At 10:30 in the morning we left from Iquique, Chile for Antofagasta with Pullman (CLP8000/$16.40, 7 hours). We arrived at about 5:30pm, found a cab easily, and asked him to take us to the first hostel on our list. He went and asked his colleagues where Hotel Hostal del Norte was (not a good sign) and then we were off. We drove for 10 or 15 minutes. We pulled up to a girl at the side of the road and our driver asked if she knew where the hostel was. She didn’t know. This was confusing, especially since we had given him the exact address. Next we pulled up at a grocery store and he asked a few people there. No luck. He wandered into the grocery store, leaving the taxi blocking the parking lot. Still no luck. We asked him just to take us to the main square. “No, no, no, no,” he replied. He assured us he knew where he was going. He stopped another taxi driver who seemed to give him directions. Finally, he found the road the hostel was on. Number 3162 we told him in Spanish. We could see that we were around number 3700, so we knew we still had a little further to drive. The taxi driver was shaking his head like he couldn’t find it. He was driving extremely slowly, searching for the hostel. Finally, it came into sight. “Alli!” I shouted, pointing. We lunged to escape the cab as soon as it came to a stop. “Mil disculpe,” he said as he took our money and drove off. At first we thought we were being taken for a ride, literally; although, it is very possible that he was just really, really bad at his job.

At this point, we cut to the horror-movie-style reveal of the hostel we had chosen for our night in Antofagasta. It was a creaking, dripping, grungy nightmare in a neighbourhood solely populated by car part dealers. Looks were exchanged, and no words needed to be spoken. We set off, on foot, to the next hostel on the list. Without a map.
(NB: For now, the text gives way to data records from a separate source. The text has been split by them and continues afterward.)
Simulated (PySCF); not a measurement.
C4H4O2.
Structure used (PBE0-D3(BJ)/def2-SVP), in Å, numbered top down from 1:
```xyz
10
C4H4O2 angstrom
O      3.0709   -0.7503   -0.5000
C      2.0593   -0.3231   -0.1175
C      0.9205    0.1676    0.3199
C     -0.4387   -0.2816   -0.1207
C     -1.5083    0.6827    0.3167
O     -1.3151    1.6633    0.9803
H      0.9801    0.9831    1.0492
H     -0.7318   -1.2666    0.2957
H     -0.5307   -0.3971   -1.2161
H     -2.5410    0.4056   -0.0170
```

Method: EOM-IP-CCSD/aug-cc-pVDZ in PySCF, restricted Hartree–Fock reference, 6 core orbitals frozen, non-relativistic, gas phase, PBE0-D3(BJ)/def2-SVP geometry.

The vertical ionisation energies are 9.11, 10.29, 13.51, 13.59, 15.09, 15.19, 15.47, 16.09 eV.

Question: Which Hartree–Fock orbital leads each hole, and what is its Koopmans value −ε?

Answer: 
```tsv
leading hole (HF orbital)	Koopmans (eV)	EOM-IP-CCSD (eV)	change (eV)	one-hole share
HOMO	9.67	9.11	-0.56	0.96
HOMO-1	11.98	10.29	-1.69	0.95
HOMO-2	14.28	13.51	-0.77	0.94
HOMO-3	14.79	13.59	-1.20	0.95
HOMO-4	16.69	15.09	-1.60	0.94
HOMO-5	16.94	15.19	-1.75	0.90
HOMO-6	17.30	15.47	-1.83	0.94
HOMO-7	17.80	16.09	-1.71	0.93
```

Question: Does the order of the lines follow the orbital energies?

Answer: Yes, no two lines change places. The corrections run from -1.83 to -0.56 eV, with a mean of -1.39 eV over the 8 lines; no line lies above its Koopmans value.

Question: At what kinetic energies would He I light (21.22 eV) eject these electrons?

We walked Antofagasta’s downtown core. It was verging on 7:30pm, and no hostels in sight. Our bags felt heavy, I was feeling under the weather, and Ryan was still recovering from his “altitude sickness”; we decided to abandon the budget and shell out for an emergency hotel. The prices of hotels ranged from US$60 (very seedy) to US$80 (less seedy). That night we learned a new Spanish word: completo. Not good. Eventually, we found Hotel Ancla (CLP32500/$66.50). The room was so-so. We’d stayed in some hostels that were nicer, but they had a buffet breakfast in the morning. After a tiring day, we ate McDonald’s for dinner and it was fucking delicious.

Next stop: San Pedro de Atacama, Chile

San Pedro de Atacama, Chile

Valle de la Luna, San Pedro de Atacama, Chile.
Valley of the Moon.
September 29, 2010
We took Tur Bus from Antofagasta to San Pedro de Atacama at 10:10am (CLP7900/$16.20, 5 hours). When we arrived at the bus station a woman from the hostel we wanted to stay at was trying to get people to stay at her place, so we were lucky enough to get a ride in her truck. We stayed at Hostal Laskar Cabur (CLP16000/$32.75 for a double room with shared bathroom), and it was great place; set in traditional little adobe huts. The bed was very comfortable, and the kitchen had tea and coffee free all day. The courtyard was comfortable with hammocks, tables, and a nightly fire.

Main square and church of San Pedro de Atacama, Chile.
Iglesia de San Pedro in the main square.
The next day, we rented bicycles from La Herradura (CLP3000/$6.15 half-day rates) and cycled to Valle de la Luna. Unfortunately, my chest cold would not let me cycle too far into the park, but it was definitely the most unique place I’ve ever been. It really was like being on another planet, and the volcanoes in the background just added to the mysteriousness. Later in the day, we took a hose-riding excursion with the same company (CLP5000/$10.25 for one hour with a minimum of two hours). We went on a two-hour ride through Death Valley and stopped on some massive sand dunes for a photo opp.

Volcanoes are the backdrop for Valle de la Luna.
Valley of the Moon with volcanoes in the distance.
Hose riding with La Herradura
Taking a break on the dunes of death valley.
There is a lot to do in San Pedro, but most of it is quite expensive so you have to pick and choose. In my opinion, bicycles are the best way to go as the surrounding area and parks are relatively flat.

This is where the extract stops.